The use of a small or privy seal by the sovereign can be traced back at least to the reign of John, when letters patent or close are occasionally found issued under such a seal; but sometimes the seal was used as in later times as the authority for the issue of letters under the great seal. It was then kept by clerks of the Chamber, but under Henry III the custody of the small or privy seal became attached to the Wardrobe, and until the last years of Edward II's reign the Keeper of the Privy Seal is to be identified with the Controller of the Wardrobe.
The crown's need for a second seal arose from the development of the Chancery into a department of state with its own offices outside the Royal Household. With the privy seal at his immediate disposal, the king could authorise letters from wherever he might be, for the direction of Chancery and other departments in London and elsewhere, for diplomatic correspondence, or for direct communication with private subjects.
History and Functions
In 1311 the importance of the privy seal led the lords ordainers to remove it from the Wardrobe and place it in the care of its own keeper. The first in the series of keepers of the privy seal can be identified in 1312. The Privy Seal Office now developed as the third great department of state, but although it had its own headquarters in London the keeper continued to attend the king until the middle of the fifteenth century, when the King's Secretary emerged as an influential member of the royal administration.
The privy seal became one of the necessary steps in the ordinary method of passing an instrument under the great seal. Privy Council ordinances of the reign of Henry VI laid down that 'all bills when the king of his good grace hath granted them be delivered to his secretary and letters to be conceived upon them directed under the signet to the keeper of the privy seal and from thence under the privy seal to the chancellor of England'. This was the procedure for the most important purposes in which the great seal was employed, and first received Parliamentary authority by an act of 1535.
As a consequence of the Walton Ordinances in 1338 the Exchequer would accept only great or privy seal warrants as authority for expenditure, either by itself or by accounting departments. The Privy Seal Office retained the function the seal had exercised in the Wardrobe of being used in the conclusion of indentures for military service. Another duty of the medieval office was that of acting as secretariat for the king's Council.

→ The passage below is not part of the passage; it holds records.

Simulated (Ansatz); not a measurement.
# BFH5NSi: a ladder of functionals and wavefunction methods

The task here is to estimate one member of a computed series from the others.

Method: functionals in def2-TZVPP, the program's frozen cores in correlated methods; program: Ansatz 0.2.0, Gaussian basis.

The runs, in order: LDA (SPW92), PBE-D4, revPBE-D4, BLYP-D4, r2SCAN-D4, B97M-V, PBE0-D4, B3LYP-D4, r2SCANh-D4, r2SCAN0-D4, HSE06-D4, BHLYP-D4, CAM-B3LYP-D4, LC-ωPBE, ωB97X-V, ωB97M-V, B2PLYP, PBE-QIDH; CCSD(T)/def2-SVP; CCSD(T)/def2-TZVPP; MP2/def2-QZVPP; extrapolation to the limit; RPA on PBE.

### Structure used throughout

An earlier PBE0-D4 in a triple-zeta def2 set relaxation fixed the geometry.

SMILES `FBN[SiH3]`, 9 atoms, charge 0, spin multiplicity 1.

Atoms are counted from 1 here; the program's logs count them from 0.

By the seventeenth century, there were four Clerks of the Privy Seal. They attended the Office in rotation, for a calendar month at a time, either in person or by deputy, in order to sign the writs and assist in sealing them. Fees originally seem to have gone to the clerk in attendance; later they were pooled and divided equally. In 1798, a single deputy was doing all the work of the Office. After payments to him, the secretary, keeper and servants of the Office, and once other costs had been met, there usually remained more than £200 a year for the four sinecurist clerks of the privy seal. In 1817 it was enacted that future clerks of the privy seal should perform their duties in person, in return for regular salaries, and that the surplus of fees should be paid into the Consolidated Fund.
The provisions of the act of 1535 for the passing of instruments under the great seal remained substantially in force until 1851, when the Signet Office was abolished and the signet bill ceased to be the Lord Privy Seal's authority for his warrant to the Lord Chancellor. The sign manual warrants, which thereafter took the place of signet bills, were sent on to the Lord Chancellor, after being passed and entered by the Lord Privy Seal. By the Great Seal Act 1884 the necessity of passing any instrument under the privy seal was abolished and the Privy Seal Office ceased to exist, warrants for passing instruments under the great seal being thenceforth prepared by the Clerk of the Crown in Chancery.
The post of Lord Privy Seal continued to exist after the abolition of the Privy Seal Office. In the twentieth century he or she was a 'non-departmental' minister with no administrative duties attached to his office. The post was filled by a senior politician whose advice was required in Cabinet but who did not wish to undertake heavy administrative work, or by a minister appointed to it to undertake certain specific duties, which relate to the individual rather than the office.